I'm reading Landau's Fluid Mechanics and in the first page is defined the pressure in every point and every time: $p=p(x,y,z,t)$. Here every "point" $(x,y,z)$ is really a tiny differential volume $dV$ e.g. a small rectangular box of dimensions $dx$, $dy$, $dz$ ($dV=dx dy dz$), which contains a lot of particles.
This pressure $p$, as a function, has the property that $\oint_S p\ dS$ is the total exterior force over any surface $S$, this suggests that the pressure is defined as the total exterior force over the surface of a tiny volume dV divided the value of its surface. For example, if we apply forces to every face of a box of dimensions $a, b, c$:
Then the pressure over this box is: \begin{equation} p=\frac{F_{x+}+F_{x-}+F_{y+}+F_{y-}+F_{z+}+F_{z-}}{2ab+2bc+2ca} \end{equation}
Now, for example, if I have a large box of dimensions $L$, $2L$, $2L$, and over this box are exterior forces $F_x$, $F_y$, $F_z$ trying to compress this box, and the box doesn't moves, then the total exterior force applied to the box is $2(F_x +F_y +F_z)$. Suppose that the forces are uniformly distributed over the faces.

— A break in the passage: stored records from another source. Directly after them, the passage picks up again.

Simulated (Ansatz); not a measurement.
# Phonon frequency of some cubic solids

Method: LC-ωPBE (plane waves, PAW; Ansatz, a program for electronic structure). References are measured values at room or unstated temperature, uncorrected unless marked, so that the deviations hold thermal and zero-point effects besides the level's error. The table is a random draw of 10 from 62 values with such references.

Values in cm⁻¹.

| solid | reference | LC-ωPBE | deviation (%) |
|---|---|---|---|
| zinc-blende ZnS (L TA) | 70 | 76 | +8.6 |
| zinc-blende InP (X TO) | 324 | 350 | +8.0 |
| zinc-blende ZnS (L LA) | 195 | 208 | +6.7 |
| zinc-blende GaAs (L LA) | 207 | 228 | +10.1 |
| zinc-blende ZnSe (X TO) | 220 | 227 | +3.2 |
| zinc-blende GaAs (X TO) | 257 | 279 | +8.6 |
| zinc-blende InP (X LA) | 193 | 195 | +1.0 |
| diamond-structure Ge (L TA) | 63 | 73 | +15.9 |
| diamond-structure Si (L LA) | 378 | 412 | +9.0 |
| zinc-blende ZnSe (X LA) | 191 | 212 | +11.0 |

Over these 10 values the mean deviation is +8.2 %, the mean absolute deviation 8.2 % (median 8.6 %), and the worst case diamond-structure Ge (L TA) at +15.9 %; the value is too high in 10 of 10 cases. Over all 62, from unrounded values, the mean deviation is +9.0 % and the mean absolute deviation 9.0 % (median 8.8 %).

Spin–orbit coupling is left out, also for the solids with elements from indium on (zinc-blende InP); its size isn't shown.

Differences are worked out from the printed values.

Now let's calculate the integral of the pressure over the surface of this box (it must be $2(F_x +F_y +F_z)$). To do this, we can divide the box in little cubes of volume $L^3/n^3$. The force over each of the two faces orthogonal to the $x$ axis is $F_x/4n^2$, and the force over the faces orthogonal to $y$ axis is $F_y/2n^2$, similarly the force over the faces orthogonal to $z$ axis is $F_z/2n^2$.
Then the pressure over each tiny cube of volume $L^3/n^3$ is: \begin{equation} p_0=\frac{2\left(\frac{F_x}{4n^2}+\frac{F_y}{2n^2}+\frac{F_z}{2n^2} \right)}{6 L^2/n^2} \end{equation}
Ignoring the edges and vertices, we can estimate the pressure surface integral taking the total number of little cubes on the surface but the edges, and multiplying it by $p_0$. There are $(2n-2)^2$ such cubes on the two faces with surface $4L^2$, and $(2n-2)(n-2)$ on each of the four remaining faces of surface $2L^2$. Let $S$ be the surface of the large box. Let $\Delta S$ be the surface of the face of a little cube ($\Delta S = L^2/n^2$).
\begin{equation} \oint_S p\ dS\approx \left(2(n-2)^2 + 4(2n-2)(n-2) \right)p_0 \Delta S = \left(2(n-2)^2 + 4(2n-2)(n-2) \right)\frac{2\left(\frac{F_x}{4n^2}+\frac{F_y}{2n^2}+\frac{F_z}{2n^2} \right)}{6 L^2/n^2}\frac{L^2}{n^2}=\frac{4}{3}\frac{3n^2-8n+5}{n^2}\left(\frac{F_x}{4}+\frac{F_y}{2}+\frac{F_z}{2} \right) \end{equation}
Taking limit as $n\rightarrow \infty$, and considering that edges are negligible for the surface integration:
\begin{equation} \oint_S p\ dS = F_x + 2F_y + 2F_z \end{equation}
But this can't be correct, because the force over the surface is $2(F_x +F_y +F_z)$. I don't really understand what is wrong. Is it the definition of pressure? Or is it the integration?